Most of Dimes' leggy and attractive patrons had their noses deep in acai bowls.
Breakfast is served till 4 p.m., and there's also a lunch menu offering meal-size salads, grain concoctions, and sandwiches. Some of the lunches are remarkably transgressive, while remaining fruit and vegetable intensive. Amplified with avocado, arugula, juice-dripping roasted tomatoes, more of those sweet jalapenos, and lime-cilantro mayo, the BLT ($11) is a thing of beauty that will also burn your mouth off. And the bacon is piled on with a generous hand. (No Fakin' Bacon here.) There's an oddball banh mi made with Tuscan-style chicken livers, and a marvelous salad featuring cantaloupe, kale, and raw tomatillos – three ingredients that have probably never been in such close proximity before.


Acai bowls; Egg sandwich
But the low-key diversity of breakfast and lunch won't prepare you for the tour-de-force of dinner, when the gals get serious with their menu and its modern obsessions. Composed salads and grains dominate the culinary landscape. Once again playing to a generation not afraid of chiles, an appetizer of roasted peaches ($9) comes engagingly tossed with blistered shisito peppers and toasted pecans. More conventionally, a splendid damp expanse of homemade burrata arrives looking like a runway model clad in heirloom tomatoes in eye-appealing colors. What's weird about Dimes' spin on this frequently seen combo? Oniony nigella seeds and a chile-balsamic dressing in which Italy and Mexico happily meet.

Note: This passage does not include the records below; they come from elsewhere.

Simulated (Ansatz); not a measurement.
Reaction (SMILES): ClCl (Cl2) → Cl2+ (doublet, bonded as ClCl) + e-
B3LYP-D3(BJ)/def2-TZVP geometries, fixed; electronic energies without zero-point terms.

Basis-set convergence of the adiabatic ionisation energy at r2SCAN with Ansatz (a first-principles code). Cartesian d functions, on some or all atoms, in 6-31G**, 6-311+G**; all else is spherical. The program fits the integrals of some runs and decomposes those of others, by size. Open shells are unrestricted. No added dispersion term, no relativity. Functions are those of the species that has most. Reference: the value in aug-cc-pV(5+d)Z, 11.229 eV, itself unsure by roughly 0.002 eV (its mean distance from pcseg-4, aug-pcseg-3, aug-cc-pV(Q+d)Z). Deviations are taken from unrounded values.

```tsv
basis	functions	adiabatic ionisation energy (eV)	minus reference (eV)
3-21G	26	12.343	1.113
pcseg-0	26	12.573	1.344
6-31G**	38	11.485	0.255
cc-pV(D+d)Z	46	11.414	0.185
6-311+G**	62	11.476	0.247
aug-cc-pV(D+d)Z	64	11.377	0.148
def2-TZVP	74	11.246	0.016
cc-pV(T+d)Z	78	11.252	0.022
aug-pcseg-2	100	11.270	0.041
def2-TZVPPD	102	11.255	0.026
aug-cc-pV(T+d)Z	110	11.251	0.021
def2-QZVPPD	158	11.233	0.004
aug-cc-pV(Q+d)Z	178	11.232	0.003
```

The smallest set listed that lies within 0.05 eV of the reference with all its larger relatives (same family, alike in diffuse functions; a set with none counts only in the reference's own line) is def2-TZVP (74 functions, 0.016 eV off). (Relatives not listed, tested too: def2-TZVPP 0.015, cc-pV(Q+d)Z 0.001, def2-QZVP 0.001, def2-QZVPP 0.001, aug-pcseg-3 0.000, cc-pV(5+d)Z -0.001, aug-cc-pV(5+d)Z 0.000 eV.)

Atlantic cod in coconut curry
For diners who insist on normal bistro fare, there's a nicely roasted chicken and a lively stew of cod in curry broth, but why not pick one of Dimes' more atypical entrees? A dish with the discouraging name of spicy quinoa ($14) is anything but disappointing, featuring a miniature mountain of the putative miracle grain topped with a wad of beet relish, with a gorgeous array of fruit and vegetables radiating from it: bright red roasted peppers, wrinkly green asparagus, scattered yellow corn, and purple eggplant singed to a pleasant mush. Even carnivores are likely to writhe in pleasure at the lushness of the culinary landscape.
Other entrees illustrate the same attention to color and texture, as if each were a 3-D sculpture mounted on a pedestal at MOMA. An entrée based on black rice? Dimes makes it happen with cucumbers, pink grapefruit, and mashed sweet potato in a ginger ponzu sauce, and shreds of barber-pole beets lie atop like a Technicolor haystack.

Alissa Wagner and Sabrina DeSousa
After finishing up my black rice one evening, shocked that I had enjoyed such a meatless entrée so much, I asked the waitress a question that had been dogging me since my first visit: "Why is this place called Dimes?" She smirked as she whisked away the plate, "Because all our customers are dimes." Registering the confusion on my face, she added, "You know, like the movie '10.'" Mystery solved.